Structured for innovation
Wednesday, August 13th, 2008In my last post I described the challenges the shifting dynamics of the sector will bring. In exploring the nexus of these issues, we often start by looking at ourselves.
Among the sector’s leading capacity builders, La Piana Associates is itself uniquely structured – and intentionally so. We were founded in 1998 by a unique partnership among the Irvine, Packard and Hewlett foundations as a consciously sector-crossing early example of the kind of hybrid the future will bring. For example:
• We have a nonprofit mission, but a forprofit tax structure.
• We have an office with meeting rooms and support staff, but all professional staff work from home, in Los Angeles, San Francisco, Pittsburgh, and Boston.
• For ten years we have adopted every new generation of technology in an ever-more-robust virtual structure: PDA’s, intranets, virtual meeting services, video conferencing, podcasts, etc.

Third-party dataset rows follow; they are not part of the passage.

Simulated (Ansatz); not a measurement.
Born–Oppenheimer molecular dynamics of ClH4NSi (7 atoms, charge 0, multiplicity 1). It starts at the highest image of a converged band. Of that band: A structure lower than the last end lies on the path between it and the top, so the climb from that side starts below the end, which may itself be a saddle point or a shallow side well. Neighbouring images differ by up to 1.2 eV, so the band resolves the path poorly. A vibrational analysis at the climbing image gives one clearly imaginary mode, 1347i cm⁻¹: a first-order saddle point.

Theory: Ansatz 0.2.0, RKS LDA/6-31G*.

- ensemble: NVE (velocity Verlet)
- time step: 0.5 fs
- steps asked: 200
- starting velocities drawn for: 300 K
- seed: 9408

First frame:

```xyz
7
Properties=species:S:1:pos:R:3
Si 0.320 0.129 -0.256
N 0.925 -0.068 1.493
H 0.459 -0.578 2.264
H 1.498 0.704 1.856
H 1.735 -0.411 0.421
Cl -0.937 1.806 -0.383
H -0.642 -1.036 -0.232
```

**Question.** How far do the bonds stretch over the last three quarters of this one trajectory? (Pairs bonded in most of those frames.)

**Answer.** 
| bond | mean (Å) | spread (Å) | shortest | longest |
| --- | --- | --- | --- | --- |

• We have successfully combined financial success and the profit motive with a deep staff commitment to our social change mission.
• We take community-building and cultural competence seriously. We continuously invest in becoming a culturally competent consulting resource for all nonprofits and communities.
While there are for-profit capacity builders and nonprofit capacity builders, some more technologically advanced than others. Our firm has chosen a virtual organization model, which we have maintained and evolved for ten years.
Despite the economic toll of high rents and the human toll of long commutes, few groups serving the sector have been willing to think outside of the rented office box.
Our founding funders were prescient ten years ago when they urged us to break all the molds in designing a new kind of consulting firm.
We have continuously faced the challenges of this innovative structure, and have learned a great deal about how to do it right: from supervising distant staff to our innovative performance management system; from project management to Internet-based time tracking; and from compensation to managing virtual teams, we have developed many tools for the new era and learned invaluable lessons along the way.
As I think about the challenges of the future, we will now consciously bring this legacy and this perspective to thinking about strategic solutions for the sector.